This is a different kind of post. I’ve been so focused on writing this year – finishing the first rewrite of Bury the Sun and applying for various unpublished manuscript opportunities for both Sun and Birch. I’ve been pushing myself guiltily into pursuing the first New Year’s resolution I’d ever made: planning to submit Birch (seven years of redrafts later) to the agent of my dreams, and if I was unsuccessful (considerably feasible) go the route of submitting directly to a publisher. Something, anything, rather than be caught in perpetual fear of forward movement and likely failure.
It’s now September. When I made that resolution I didn’t realise how caught up I’d be in rewriting Bury the Sun. I completed the first draft over two years of NaNoWriMo challenges, putting it aside each December. The overhaul took most of this year but it was infinitely more productive than the previous manuscript. Maybe I’d learned something in the completion of the first manuscript, maybe it was a case of a writer needing to get a first manuscript out of her system, or maybe Bury the Sun is just the right story at the right time. I couldn’t sleep without thinking about the characters and what they would face next. I dreamed of them. They’re not likeable people. In fact, I’ve often thought the protagonist, May, would hate me in real life. But I’m in her corner.

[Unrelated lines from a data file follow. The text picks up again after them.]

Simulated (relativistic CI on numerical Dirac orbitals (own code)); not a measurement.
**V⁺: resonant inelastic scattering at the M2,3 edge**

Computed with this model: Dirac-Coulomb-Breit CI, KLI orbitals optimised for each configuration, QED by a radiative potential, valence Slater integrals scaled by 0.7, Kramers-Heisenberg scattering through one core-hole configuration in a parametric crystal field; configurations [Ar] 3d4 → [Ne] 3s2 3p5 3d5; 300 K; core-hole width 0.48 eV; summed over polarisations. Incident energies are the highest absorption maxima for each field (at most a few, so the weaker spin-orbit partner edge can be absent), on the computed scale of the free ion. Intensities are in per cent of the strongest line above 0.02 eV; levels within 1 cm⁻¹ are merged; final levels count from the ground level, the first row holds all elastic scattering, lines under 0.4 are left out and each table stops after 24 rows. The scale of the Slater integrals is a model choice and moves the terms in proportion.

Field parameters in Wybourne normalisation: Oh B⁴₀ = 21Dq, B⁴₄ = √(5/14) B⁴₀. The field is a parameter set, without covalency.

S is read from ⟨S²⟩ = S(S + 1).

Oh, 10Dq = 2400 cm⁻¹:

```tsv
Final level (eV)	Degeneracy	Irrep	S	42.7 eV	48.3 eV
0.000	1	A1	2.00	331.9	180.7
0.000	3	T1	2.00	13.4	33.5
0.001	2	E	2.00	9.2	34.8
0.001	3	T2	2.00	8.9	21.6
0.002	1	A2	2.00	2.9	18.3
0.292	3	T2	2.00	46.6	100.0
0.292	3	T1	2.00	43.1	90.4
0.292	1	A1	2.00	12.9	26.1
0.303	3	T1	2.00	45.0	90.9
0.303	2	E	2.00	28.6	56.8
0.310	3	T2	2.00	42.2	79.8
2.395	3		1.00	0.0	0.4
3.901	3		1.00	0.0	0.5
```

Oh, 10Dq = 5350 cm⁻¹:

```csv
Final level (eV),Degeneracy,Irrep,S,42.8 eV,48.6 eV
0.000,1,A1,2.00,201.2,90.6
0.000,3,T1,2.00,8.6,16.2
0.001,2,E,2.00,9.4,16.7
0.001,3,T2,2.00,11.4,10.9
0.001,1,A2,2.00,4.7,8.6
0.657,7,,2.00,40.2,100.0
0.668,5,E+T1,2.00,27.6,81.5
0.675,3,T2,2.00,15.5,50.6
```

As I tried to understand the work I was producing, I reached into a part of my artistic life that has been neglected for a long time: painting. I wanted to delve deeper into the symbols of the story and physically handle them the same way I handle paint. I’m a notorious finger painter, finding it impossible to keep my hands off the canvas… or in this case, the board. I began this work in March. In subsequent months I’ve experienced elation, inspiration, and bouts of being infuriated to the point of tears. At one point I laid the panel of wood on my thigh, ready to smash it in two. I was so close. I made mistakes and rushed and thought and looked at this work that kept appearing and disappearing in front of me. I wanted abstraction, I wanted realism, I wanted visible brush strokes – as rough and harried as the trauma May undergoes – and I wanted it smooth and calm, a cleaning-up of the rage that could not be contained in the words I’d written. I was unsettled.
I came to realise that painting is a story. There are choices to make and the choices made lead to specific outcomes. This is just as true for the characters in a novel as is it for the writer who directs their choices.
Five years ago I would produce at least three good, finished works, usually derived from life drawings, usually on canvas. Last year, I finished one work. One measly artwork on paper, a gift for extended family. The hesitation worsened, the time when it felt right to creative ebbed away. Writing was a salvation, a way to experiment with creative compulsions without committing to painting and mistake-making.
My downturn in art-making coincided with several life events. In 2009 I finished uni, I got a job, and I returned from the most formative journey I’d made in my adult life – Saint Petersburg. Coming back was difficult. The loss of that time, that place, still strikes me in unexpected moments and sends me reeling. All it takes is the smell of cigarettes on a day of near alchemic warmth and damp.
And now I’ve finished a painting. Hunter Gather (formerly known as Orchid Skulls).
I used a real dog skull as a reference, provided by a work colleague with a rural property. There is no knowledge of what kind of dog it belonged to or how old it is. It might have been an abandoned stray, decaying where it fell, or a family pet, its burial spot dug up by foxes. And then I began to transform that object itself. I’ve always been intrigued by assemblage sculpture, finding incongruous things and connecting them in a way that makes it seem they always belonged together. In 2008, as part of a major body of work in creative arts, I obtained a horse skull and transformed it into a kind of totem, set into the cocoon of a clock and balanced on a wooden pole. It was an engineering challenge and in the end it managed to stand chiefly due to my father’s prosaic way of solving the creative problem I presented him with. Since I was a child this has been a source of fascination for me, helping my father in the garage, mending things in ways that could be considered haphazard.
The skull sculpture that accompanies Hunter Gather is not yet complete. It has been cleaned, sanded, bleached and painted. I’ve affixed replica 3D-printed miniature skulls to the real thing. I don’t yet have a clear plan for where this iteration is going.
I took the painting outside when I finished it, or rather, when it finally felt finished. In a different place and in the sunlight, it became a new entity. It’s no longer just a visual response or illustration for the manuscript that inspired it, yet I’d like to think that Bury the Sun would not be the way it is without the painting. The two processes operated in a kind of mutual, if disjointed, synthesis – one informing the other. Was that partly the reason the writing felt so productive? That even in times I was ready to hit ‘delete’ on the whole thing, I kept thinking, kept considering through that eternally unfinished artwork? Maybe all the difficulties were transferred to the thing on wood.